Posted by: Patricia Salkin | August 4, 2020

WY Supreme Court Upholds Decision that Amended CUP Substantially Complied with County’s Variance

This post was authored by Matthew Loescher, Esq.

The Hardeman family sold 137 acres in Teton County to the Jackson Hole Land Trust (“JHLT”), which divided the property into several parcels. JHLT then sold some of the parcels to finance its purchase and preservation of a certain part of that property via a conservation easement. Six structures, (collectively referred to as the Hardeman Barns) were located on a 26.45-acre parcel leased by Teton Raptor Center, in 2008, and developed a in accordance with a multi-phase plan for operations and use of the property. The Teton County Board of County Commissioners approved an application by the Raptor Center for an amended conditional use permit (“CUP”) to expand the use of its property. Nearby landowners and other parties sought judicial review. The district court affirmed and the petitioners appealed.

At the outset, the court noted that the 2018 CUP and the 2008 CUP both authorized the use of the property as a bird rehabilitation and education center. The 2018 CUP amended the 2008 CUP to establish fourteen conditions by which the Raptor Center was required to abide by in its allowable use of the property in view of proposed site improvements. The Board found that the proposed changes substantially complied with the previously approved 2008 variances. In reaching this decision, the Board relied upon the Planning Commission reports finding that an amendment to the CUP was the appropriate method to address the Raptor Center’s proposed expansion. The court found that the Board’s reliance on those reports, and its decision to approve the amendment to the CUP, were reasonable and did not violate the Teton County’s Land Development Regulations.

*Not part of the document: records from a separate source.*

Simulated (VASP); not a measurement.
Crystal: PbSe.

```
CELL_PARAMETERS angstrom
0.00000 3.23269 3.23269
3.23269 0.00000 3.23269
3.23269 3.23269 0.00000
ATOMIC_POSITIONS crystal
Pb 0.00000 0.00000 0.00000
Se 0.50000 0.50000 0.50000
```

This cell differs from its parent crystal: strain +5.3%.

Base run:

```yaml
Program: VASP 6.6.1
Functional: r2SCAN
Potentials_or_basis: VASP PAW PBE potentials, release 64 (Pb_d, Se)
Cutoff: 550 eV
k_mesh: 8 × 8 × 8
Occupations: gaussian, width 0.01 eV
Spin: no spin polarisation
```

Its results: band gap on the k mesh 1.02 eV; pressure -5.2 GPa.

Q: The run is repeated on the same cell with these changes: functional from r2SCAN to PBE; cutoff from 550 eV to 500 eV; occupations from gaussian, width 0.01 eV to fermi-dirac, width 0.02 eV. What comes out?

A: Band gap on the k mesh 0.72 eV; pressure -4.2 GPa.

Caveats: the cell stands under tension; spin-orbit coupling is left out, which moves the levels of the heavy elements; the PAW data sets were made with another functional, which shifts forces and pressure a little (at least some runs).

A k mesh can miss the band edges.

The “Limitations and Conditions” language stated that the 2008 variances “are associated with the remodel of the machine shed and use of the Hardeman Barn property, as approved in the 2008 Development Plan and CUP.” Thus, the plain language of the provision limits the variance to the use of the property. The court found that the variances’ reference to the 2008 CUP and the development plan does not tie them to the 2008 CUP, but to the use allowed by the CUP. As such, amending the conditions attached to the use under the LDRs allowing amendments to CUPs did not create nonconformance with the variance. Additionally, the institutional use of the property remained the operation of the Raptor Center. Accordingly, the court held Board could reasonably conclude that the amended CUP substantially complied with the requirements of the 2008 variance, and the 2008 variance therefore continued to apply to the Raptor Center’s institutional use of the property. Thus, the Board’s decision was not arbitrary and capricious and did not violate the law.

HB Family Limited Partnership v Teton County Board of County Commissioners, 2020 WL 4333464 (WY 7/28/2020)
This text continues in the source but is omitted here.